Many have advocated for the universal use of body cameras on police officers, but in the case of Sterling, the police officer who was responsible for the shooting did not turn his body camera on until after the shooting occurred. The only video of the incident depicts the efforts to save Sterling's life.

The conversation on criminal justice reform continues as no true solution has been found. African Americans are shot and killed a disproportionate rate by police, but efforts to mitigate these problems have had limited results.

These issues remain of major importance to voters who cite discrimination as a major point of contingency in this election.

Even with heavy media focus on the allegations of sexual assault against Donald Trump, a recent poll conducted by the University of Southern California shows that racial discrimination is among the most salient issues amongst voters.

According to the same poll, a voter's opinion on the issue of systemic discrimination is more likely to sway that voter towards one particular candidate than the usual political be-all-end-all, the economy.

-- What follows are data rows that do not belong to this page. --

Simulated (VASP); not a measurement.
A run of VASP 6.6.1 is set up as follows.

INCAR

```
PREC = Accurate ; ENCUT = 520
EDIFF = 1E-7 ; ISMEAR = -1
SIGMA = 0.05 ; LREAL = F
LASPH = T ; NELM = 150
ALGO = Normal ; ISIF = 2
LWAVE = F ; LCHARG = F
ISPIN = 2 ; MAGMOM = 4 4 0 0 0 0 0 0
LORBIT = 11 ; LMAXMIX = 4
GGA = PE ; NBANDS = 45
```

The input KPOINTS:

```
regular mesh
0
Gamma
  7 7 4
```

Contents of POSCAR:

Criminal justice reform is an even bigger issue with millennials, as polls show that 72 percent of the demographic believe that police brutality against African Americans is an issue that needs to be addressed.

These numbers show that the American people are receptive to change, but the incoming president must also be sympathetic to these problems for large-scale improvements to occur.

The economy, immigration, and abortion have been the issues dominating the debate rhetoric thus far, which begs the question: how long will these killings and subsequent protests continue before real progress is made?